[The History of Napoleon Buonaparte by John Gibson Lockhart]@TWC D-Link bookThe History of Napoleon Buonaparte CHAPTER XX 1/19
CHAPTER XX. Discontent of Prussia--Death of Pitt--Negotiation of Lords Yarmouth and Lauderdale broken off--Murder of Palm, the bookseller--Prussia declares War--Buonaparte heads the Army--Naumburg taken--Battle of Jena--Napoleon enters Berlin--Fall of Magdeburg, &c .-- Humiliation of Prussia--Buonaparte's cruelty to the Duke of Brunswick--his rapacity and oppression in Prussia. The establishment of the Confederation of the Rhine rendered Napoleon, in effect, sovereign of a large part of Germany; and seemed to have so totally revolutionised Central Europe, that Francis of Austria declared the Imperial Constitution at an end.
He retained the title of Emperor as sovereign of his own hereditary dominions; but "The Holy Roman Empire," having lasted full one thousand years, was declared to be no more; and of its ancient influence the representative was to be sought for not at Vienna, but at Paris. The vacillating court of Berlin heard with much apprehension of the formation of the Rhenish confederacy;[53] and with deep resentment of its immediate consequence, the dissolution of the Germanic Empire.
The house of Brandenburg had consented to the humiliation of Francis in the hope of succeeding, at the next election, to the imperial crown so long worn by the princes of Austria; and now, not only was that long-cherished hope for ever dispelled, but it appeared that Napoleon had laid the foundation of a new system, under which the influence of the house of Brandenburg must, in all probability, be overruled far more effectually than it ever had been, of recent times, by the imperial prerogative of Austria. The only method of counteracting the consolidation of French power all over Germany, seemed to be that of creating another confederacy in the northern circles, capable of balancing the league of the Rhine.
The Elector of Saxony, however, perceived that Napoleon was not likely to acquiesce in the realisation of this scheme; and his Minister at Berlin continued to decline acceding to the Northern alliance.
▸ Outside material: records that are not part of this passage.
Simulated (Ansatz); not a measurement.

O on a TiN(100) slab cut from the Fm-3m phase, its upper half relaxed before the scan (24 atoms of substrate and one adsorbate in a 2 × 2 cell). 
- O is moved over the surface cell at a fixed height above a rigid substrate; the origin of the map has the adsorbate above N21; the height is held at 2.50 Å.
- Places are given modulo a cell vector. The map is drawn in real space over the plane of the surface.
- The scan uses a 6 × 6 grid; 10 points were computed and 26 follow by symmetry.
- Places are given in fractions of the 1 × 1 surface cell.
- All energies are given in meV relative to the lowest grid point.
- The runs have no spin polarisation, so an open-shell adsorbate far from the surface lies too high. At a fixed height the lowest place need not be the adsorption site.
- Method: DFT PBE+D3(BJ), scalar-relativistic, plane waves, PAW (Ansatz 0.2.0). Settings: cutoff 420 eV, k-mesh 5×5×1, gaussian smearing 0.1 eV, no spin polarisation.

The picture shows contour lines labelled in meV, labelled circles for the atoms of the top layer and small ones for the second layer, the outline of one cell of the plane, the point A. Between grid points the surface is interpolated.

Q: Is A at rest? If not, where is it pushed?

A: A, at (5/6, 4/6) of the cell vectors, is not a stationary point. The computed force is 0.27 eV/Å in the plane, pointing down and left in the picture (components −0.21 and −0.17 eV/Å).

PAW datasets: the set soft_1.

The Prince of Hesse-Cassel took a similar view of the case; but acted with a degree of vacillation worthy of the late conduct of Prussia herself, refusing on the one hand to embrace the confederation proposed by the Cabinet of Berlin, and yet declining, on the other, to form part of the Rhenish league, to which effect Buonaparte had frequently and urgently invited this elector.